Posted on the January 11th, 2010

Speaking of the idea of social democracy. For several weeks now on my computer desktop I’ve kept a link to a recent essay by Tony Judt (“What Is Living and What Is Dead in Social Democracy” The New York Review of Books, Dec 17, 2009).

I give sixteen thumbs up to this essay. It brings attention to what I think is one of the thorniest problems facing political progressives – how do you persuade people to think with an open mind about what kind of government serves them best?

Judt’s essay helps answer this question. He traces the historical influences that are shaping — and misshaping —  our public conversation about government, and he sketches a roadmap out of the ideological swamp this conversation often sinks into.


“…Margaret Thatcher reportedly asserted that “there is no such thing as society. There are only individual men and women and families.” But if there is no such thing as society, merely individuals and the “night watchman” state—overseeing from afar activities in which it plays no part—then what will bind us together? We already accept the existence of private police forces, private mail services, private agencies provisioning the state in war, and much else besides. We have “privatized” precisely those responsibilities that the modern state laboriously took upon itself in the course of the nineteenth and early twentieth centuries.

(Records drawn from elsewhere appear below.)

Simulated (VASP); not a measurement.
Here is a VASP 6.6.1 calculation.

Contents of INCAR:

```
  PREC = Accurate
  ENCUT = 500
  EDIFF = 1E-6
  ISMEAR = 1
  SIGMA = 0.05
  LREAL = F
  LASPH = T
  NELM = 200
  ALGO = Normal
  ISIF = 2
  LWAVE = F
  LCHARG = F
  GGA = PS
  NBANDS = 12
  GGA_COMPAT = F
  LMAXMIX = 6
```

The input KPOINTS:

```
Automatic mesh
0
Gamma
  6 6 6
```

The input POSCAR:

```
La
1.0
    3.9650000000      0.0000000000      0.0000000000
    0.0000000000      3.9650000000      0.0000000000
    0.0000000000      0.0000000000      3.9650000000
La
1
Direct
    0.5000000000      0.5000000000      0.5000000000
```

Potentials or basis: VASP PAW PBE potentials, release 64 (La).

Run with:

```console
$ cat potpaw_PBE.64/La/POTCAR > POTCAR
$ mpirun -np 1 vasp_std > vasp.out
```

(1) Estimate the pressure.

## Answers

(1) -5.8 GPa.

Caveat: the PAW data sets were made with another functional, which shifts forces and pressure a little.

What, then, will serve as a buffer between citizens and the state? Surely not “society,” hard pressed to survive the evisceration of the public domain. For the state is not about to wither away. Even if we strip it of all its service attributes, it will still be with us—if only as a force for control and repression. Between state and individuals there would then be no intermediate institutions or allegiances: nothing would remain of the spider’s web of reciprocal services and obligations that bind citizens to one another via the public space they collectively occupy. All that would be left is private persons and corporations seeking competitively to hijack the state for their own advantage.”